Naturalists debate when and whether the death penalty is moral or useful, but all accept that our conclusion must follow from what the actual facts are. Morally, most naturalists accept that killing criminals can be justified in specific circumstances. For example, there is rarely any moral objection raised to shooting armed gunmen to stop a rampage, or gunning down convicted murderers who are attempting to escape from prison. But many naturalists conclude that killing a prisoner merely to effect retribution is useless or even immoral.
All punishments should obtain some material benefit greater than the punishment itself. Otherwise they cannot be morally justified. Reform of the criminal and correction of their wrongs are the most desired ends of sound punishment, with deterrence and self-defense a close second. But mere retribution serves no valuable purpose. Moreover, the degree of benefit must be commensurate with the extremity of the punishment, and punishments that cannot be corrected (if found to be awarded in error) are the most extreme of all. Death cannot be reversed, and is therefore the most extreme punishment. It should therefore confer the most extreme benefits. If it doesn't, we shouldn't do it.
Examined in the light of utility, the death penalty appears to have nothing to commend it. By and large the evidence indicates that execution has very little effect, and is certainly far more expensive than its proposed benefits are worth. Evidence is also mounting that an unacceptably high number of innocent persons have been and are still being executed. Accordingly, there seems to be no logically or factually valid reason to support the death penalty.

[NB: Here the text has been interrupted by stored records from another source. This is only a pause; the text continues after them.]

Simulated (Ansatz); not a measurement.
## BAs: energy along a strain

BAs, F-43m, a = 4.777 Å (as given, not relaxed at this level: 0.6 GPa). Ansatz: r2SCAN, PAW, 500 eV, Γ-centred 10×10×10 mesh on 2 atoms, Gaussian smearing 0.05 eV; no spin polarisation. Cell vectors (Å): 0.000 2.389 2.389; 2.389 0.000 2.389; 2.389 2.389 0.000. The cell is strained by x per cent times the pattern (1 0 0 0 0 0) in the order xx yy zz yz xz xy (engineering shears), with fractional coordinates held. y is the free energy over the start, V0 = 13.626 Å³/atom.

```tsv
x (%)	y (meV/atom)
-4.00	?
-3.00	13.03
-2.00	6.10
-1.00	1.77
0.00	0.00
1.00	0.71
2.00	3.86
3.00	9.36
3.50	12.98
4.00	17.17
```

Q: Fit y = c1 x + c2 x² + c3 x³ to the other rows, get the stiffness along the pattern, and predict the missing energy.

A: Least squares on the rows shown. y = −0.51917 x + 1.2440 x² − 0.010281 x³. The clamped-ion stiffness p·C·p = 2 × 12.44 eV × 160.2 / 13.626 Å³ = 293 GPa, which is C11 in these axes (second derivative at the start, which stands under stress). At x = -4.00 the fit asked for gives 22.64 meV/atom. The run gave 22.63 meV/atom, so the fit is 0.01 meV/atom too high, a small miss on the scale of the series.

For every person we execute in the United States, we must set free ten violent felons for lack of funds to imprison them. Since the net benefit of increasing by ten the number of violent felons removed from society far outweighs any of even the most optimistically imagined benefits of the death penalty, there seems to be no rational basis for supporting it. And since reducing the cost of enforcing the death penalty by ten will necessarily increase the number of innocent people killed by it, a result that is both morally and pragmatically unacceptable, those we consider so dangerous and irredeemable as to justify killing them we should instead imprison for life, and even subject to forced labor to compensate society for the harm they caused it, a fate that will have at least as much, if not more deterrent effect. After all, a lifetime of forced labor is in actual fact far more awful than dying.
In a naturalist worldview, anyone who disagrees would have to argue from actual demonstrable facts that the death penalty does any good that is worth all its costs.